In times like these, it’s good to get your bearings. But sometimes there’s too much going on to do so. It’s why in my regular conversations with you, we talk about what’s going on in the world, but also what’s happening in your neck of the woods.
What you’re telling me is how you want to derive enough cash from your portfolio and maintain purchasing power. This can be done, but remember, there are plenty of firms out there that will make promises that may be hard to keep. It’s why I want you to avoid the hard sales tactics and figure out who you can trust.
It’s important to work with a fiduciary. That’s someone who is legally bound to put your interests ahead of their own.
Get the Investment Counsel You Deserve with a Fiduciary
If you ask the person(s) handling your money one question, it should be this: Are you a fiduciary? Because when you work with a fiduciary, you’re working with someone who, by law, must make financial decisions in your best interest.
Isn’t that obvious, you may wonder? I wish it were. But when you look at the lay of the land and the position investors are put in—pressured to buy—especially in their retirement years, you have to wonder how it got this way.
Too often, investors make decisions based on what they’re told. They don’t read the prospectuses, and they don’t spend time understanding the industry. OK, yes, I know it’s a confusing industry, and it’s that way on purpose. But there are independent-minded advisors out there who will tell you right from wrong.
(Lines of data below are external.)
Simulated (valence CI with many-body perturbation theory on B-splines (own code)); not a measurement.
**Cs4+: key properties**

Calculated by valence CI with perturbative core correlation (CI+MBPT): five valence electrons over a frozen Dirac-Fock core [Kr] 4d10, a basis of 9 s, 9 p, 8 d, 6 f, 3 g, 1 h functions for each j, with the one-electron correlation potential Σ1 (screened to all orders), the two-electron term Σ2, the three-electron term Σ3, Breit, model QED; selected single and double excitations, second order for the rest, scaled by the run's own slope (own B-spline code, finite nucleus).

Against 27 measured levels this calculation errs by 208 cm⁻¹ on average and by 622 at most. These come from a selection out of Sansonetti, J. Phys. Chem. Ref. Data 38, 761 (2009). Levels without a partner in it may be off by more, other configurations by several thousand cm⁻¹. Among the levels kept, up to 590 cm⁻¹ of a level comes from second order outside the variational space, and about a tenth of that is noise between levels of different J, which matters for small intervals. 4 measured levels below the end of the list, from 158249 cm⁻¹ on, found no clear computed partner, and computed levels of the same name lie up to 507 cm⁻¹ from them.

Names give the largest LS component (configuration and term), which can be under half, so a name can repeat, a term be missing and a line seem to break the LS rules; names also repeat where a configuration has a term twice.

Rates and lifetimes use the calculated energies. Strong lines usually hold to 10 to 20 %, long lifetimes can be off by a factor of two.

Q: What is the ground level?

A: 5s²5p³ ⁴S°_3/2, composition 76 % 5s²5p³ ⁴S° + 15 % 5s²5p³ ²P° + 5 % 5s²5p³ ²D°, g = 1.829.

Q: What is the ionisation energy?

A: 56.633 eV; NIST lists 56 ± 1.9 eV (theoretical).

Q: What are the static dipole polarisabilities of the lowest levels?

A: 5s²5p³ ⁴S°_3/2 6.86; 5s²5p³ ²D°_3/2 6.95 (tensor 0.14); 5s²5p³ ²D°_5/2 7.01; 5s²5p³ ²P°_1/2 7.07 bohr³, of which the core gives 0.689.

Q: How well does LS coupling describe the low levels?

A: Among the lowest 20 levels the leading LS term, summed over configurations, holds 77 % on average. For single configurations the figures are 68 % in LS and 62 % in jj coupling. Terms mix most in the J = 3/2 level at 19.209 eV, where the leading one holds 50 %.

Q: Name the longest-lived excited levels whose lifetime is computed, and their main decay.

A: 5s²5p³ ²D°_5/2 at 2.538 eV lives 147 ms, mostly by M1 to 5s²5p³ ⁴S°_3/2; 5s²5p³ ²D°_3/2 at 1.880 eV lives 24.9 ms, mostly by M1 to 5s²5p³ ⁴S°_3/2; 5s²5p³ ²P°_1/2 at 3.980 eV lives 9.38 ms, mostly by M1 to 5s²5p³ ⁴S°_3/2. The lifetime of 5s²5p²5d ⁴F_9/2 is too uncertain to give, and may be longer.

Looking at past performance tells you nothing about tomorrow—driving through your rearview camera doesn’t tell you what’s ahead—what’s over the horizon.
What draws me most to Fidelity Investments is that it’s still a family business. It is not publicly traded. It isn’t under pressure by Wall Street to “improve” or increase earnings every quarter. Yes, they want growth, but at what cost?
What this allows is for Fidelity to be long-term minded. It’s a more prudent way to run a company. A way to make decisions with the future in mind, not the next quarter. It’s how decisions should be made. Isn’t that a partnership you want instead of being sold new products through email like you’re their next meal?
There’s plenty of old money up here in my neck of the woods. It comes with an attitude, old money, of protecting every penny you have. Old Yankee money is tied to Fidelity Investments, an old Boston-based firm. There’s a lot of history behind how money should be handled.
Seek out independent counsel and demand a fiduciary. But if you need to decide which one comes first, always, always seek out a fiduciary.